An Analysis of Modern Music Criticism

Report

Author

Noah Braun, Rainney Wan, Laura Wu, Diana Flores Valdivia, Gaby Castro

Introduction

We chose two datasets that are related to music journalism. One of the datasets is from a well-known music publication called Pitchfork, which has been reviewing albums since the 90s. The other is from Anthony Fantano, a music blogger and YouTuber who has been reviewing music since the early 2010s.

The research questions we are trying to explore are:

  1. Is the source of a review a significant factor in determining the review’s score?
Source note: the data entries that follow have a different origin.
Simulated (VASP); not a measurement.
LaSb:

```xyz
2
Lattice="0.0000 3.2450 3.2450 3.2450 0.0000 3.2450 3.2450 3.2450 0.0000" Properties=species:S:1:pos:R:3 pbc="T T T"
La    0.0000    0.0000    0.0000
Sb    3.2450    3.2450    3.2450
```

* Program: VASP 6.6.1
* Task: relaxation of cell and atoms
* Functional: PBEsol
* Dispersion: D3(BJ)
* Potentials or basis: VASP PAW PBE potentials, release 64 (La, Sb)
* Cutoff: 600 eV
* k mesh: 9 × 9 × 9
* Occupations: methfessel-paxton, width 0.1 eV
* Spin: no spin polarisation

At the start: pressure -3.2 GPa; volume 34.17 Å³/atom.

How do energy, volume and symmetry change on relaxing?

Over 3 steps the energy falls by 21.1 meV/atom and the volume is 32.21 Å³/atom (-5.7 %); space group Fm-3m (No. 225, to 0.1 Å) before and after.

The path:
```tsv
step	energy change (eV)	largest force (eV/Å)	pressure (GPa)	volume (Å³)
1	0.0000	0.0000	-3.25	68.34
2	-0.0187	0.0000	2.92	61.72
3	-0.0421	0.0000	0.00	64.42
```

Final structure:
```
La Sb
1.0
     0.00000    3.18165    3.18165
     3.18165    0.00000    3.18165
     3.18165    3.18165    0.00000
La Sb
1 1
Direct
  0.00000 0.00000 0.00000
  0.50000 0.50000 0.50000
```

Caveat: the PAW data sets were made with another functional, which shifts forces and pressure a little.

  2. What’s the difference in pitchfork people’s taste over time for folk/country music and rock music?

After performing our two analyses, we found that our data provided convincing evidence that the score of a review is not independent (therefore, significant) from what review source it originates from and that the difference between the mean scores of Rock and Folk/Country albums, before and after 1990, is significant.

Data description

Who funded the creation of the dataset? Why was this dataset created?

The Anthony Fantano dataset was scraped from his blog website by kaggle.com user Apatosaur. The author of the dataset did not specify their motivations behind its creation.

We found the Pitchfork dataset on Reddit. Reddit user @snappcrack posted the dataset which was scraped by Kaggle.com user Nolan Conaway, scraping over 18,000 Pitchfork reviews (going back to January 1999) to satisfy his own curiosities. Some of the questions Nolan Conaway wanted to answer with the dataset were:

  • Do review scores for individual artists generally improve over time, or go down?

  • How has Pitchfork’s review genre selection changed over time?

  • Who are the most highly rated artists? The least highly rated artists?

What processes might have influenced what data was observed and recorded and what was not?

Some processes that might have influenced what data was observed and recorded for Fantano are the sampling of albums, since he could have not reviewed all the albums he listened to or chose to review certain albums because of personal preference. On the other hand, the Pitchfork dataset’s sampling might have also been influenced by which reviews Pitchfork’s editorial team selected for publication and which were not. Additionally, for both Fantano and Pitchfork, it could be possible that other data was not recorded such as number of listens. 

What preprocessing was done, and how did the data come to be in the form that you are using?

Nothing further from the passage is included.